7.  INVESTMENT IN EQUITY INVESTEE

During 1999, the Company acquired 1,500,000 restricted shares of High Speed Net
Solutions, Inc. ("High Speed") common stock in connection with a Marketing and
Licensing Agreement between the Companies. Subsequently, the Company acquired an
additional restricted 9,542,360 shares from a significant shareholder of High
Speed in exchange for the issuance of 132,888 shares of the Company's common
stock. This resulted in the Company having a 51% ownership interest in High
Speed. As of December 31, 1999, the Company's ownership percentage decreased to
44% since Summus sold a portion of the shares initially acquired. The Company is
accounting for this investment using the equity method of accounting. The
initial carrying amount was recorded at estimated fair value considering that
the stock was not registered and thus was not freely tradable. The Company
adjusts the carrying amount of its investment in High Speed for its share of
High Speed's earnings or losses subsequent to the date of investment, and record
such earnings or losses in income. Additionally, the Company is amortizing the
excess of the cost of the investment over the amount of the underlying equity in
net assets of High Speed at the time of the investment over a 5-year period. For
the year ended December 31, 1999, the Company recognized approximately $2.7
million as its share of High Speed's 1999 net loss, as well as $1.6 million of
amortization expense related to this investment. These amounts are included in
other income (expense) on the statement of operations for the year ended
December 31, 1999.

The condensed results of operations and financial position of High Speed at
December 31, 1999 are summarized below:

   Total assets                               $   6,717,772
                                              ==============
   Total liabilities                          $   1,489,691
                                              ==============
   Total stockholders' equity                 $   5,228,081
                                              ==============
   Net loss                                   $ (10,197,376)
                                              ==============


                                                                              13
<PAGE>   16


                                  Summus, Ltd.
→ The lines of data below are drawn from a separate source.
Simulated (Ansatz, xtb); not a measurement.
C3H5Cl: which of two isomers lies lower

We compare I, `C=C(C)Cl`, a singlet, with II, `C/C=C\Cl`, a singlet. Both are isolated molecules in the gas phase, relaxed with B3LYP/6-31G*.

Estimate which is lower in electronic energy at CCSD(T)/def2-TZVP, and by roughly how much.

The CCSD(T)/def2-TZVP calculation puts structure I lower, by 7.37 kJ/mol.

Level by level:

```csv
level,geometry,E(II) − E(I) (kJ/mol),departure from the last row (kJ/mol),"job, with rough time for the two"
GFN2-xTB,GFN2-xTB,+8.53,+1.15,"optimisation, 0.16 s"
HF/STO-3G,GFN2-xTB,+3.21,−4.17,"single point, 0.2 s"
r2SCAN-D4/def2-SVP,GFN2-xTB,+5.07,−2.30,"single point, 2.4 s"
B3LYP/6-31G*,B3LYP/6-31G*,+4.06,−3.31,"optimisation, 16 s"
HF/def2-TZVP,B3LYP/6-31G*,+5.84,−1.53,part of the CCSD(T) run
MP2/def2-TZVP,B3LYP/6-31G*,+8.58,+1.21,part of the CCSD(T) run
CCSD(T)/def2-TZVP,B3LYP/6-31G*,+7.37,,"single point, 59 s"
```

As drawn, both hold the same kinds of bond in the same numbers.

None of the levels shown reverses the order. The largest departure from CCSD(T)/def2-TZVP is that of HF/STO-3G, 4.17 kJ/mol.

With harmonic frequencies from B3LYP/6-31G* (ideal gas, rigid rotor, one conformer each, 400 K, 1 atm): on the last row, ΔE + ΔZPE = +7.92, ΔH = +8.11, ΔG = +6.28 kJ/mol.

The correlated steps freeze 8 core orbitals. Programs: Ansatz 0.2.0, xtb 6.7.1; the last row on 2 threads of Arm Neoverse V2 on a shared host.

                    Notes to Financial Statements (continued)


8.  DEFERRED ROYALTY REVENUE

In February 1999, the Company entered into a Marketing and Licensing Agreement
("MLA") with High Speed Net Solutions, Inc. ("High Speed"). As consideration for
this agreement, the Company received prepaid royalty payments. The amount of
prepaid royalties received consisted of cash payments of $2,250,000 and the
receipt of 1,500,000 shares of High Speed common stock valued at $1,252,969, for
total aggregate consideration of $3,502,969. The value assigned to the 1,500,000
common shares was based on the estimated fair value of High Speed's common stock
on the date of the transaction. This deferred revenue amount is presented as a
non-current liability in the accompanying balance sheet as of December 31, 1999.

In February 2000, the Company and High Speed entered into a Master Agreement,
which includes a Software License Agreement ("SLA"), a Software Maintenance
Agreement ("SMA") and an Agency and a Revenue Sharing Agreement ("RSA")
(collectively with the Master License Agreement, the "New Agreements"). The New
Agreements entirely replace the MLA entered in February 1999.

The SLA gives High Speed the right to license Summus' products for digital
content management solutions for rich media distribution. Additionally, the SLA
gives High Speed non-exclusive rights to distribute wavelet encoded content over
the Internet or over private network environments for the purposes of
advertising or content delivery. High Speed will be credited for the $1.0
million upfront license fee due under the SLA from the prepayments made under
the MLA. The deferred royalty revenue will be recognized as royalty income on a
systematic basis, over the term of the agreement. High Speed is also required to
make ongoing payments equal to 10% of revenues generated from the use of Summus'
products, as defined in the agreement. High Speed was granted a $1.0 million
credit, from the prepayments made under the MLA, for such payments. High Speed
has been granted other rights under the SLA which are defined in the agreement.
The SLA has a term of six years.

                                                                              14
<PAGE>   17


                                  Summus, Ltd.

                    Notes to Financial Statements (continued)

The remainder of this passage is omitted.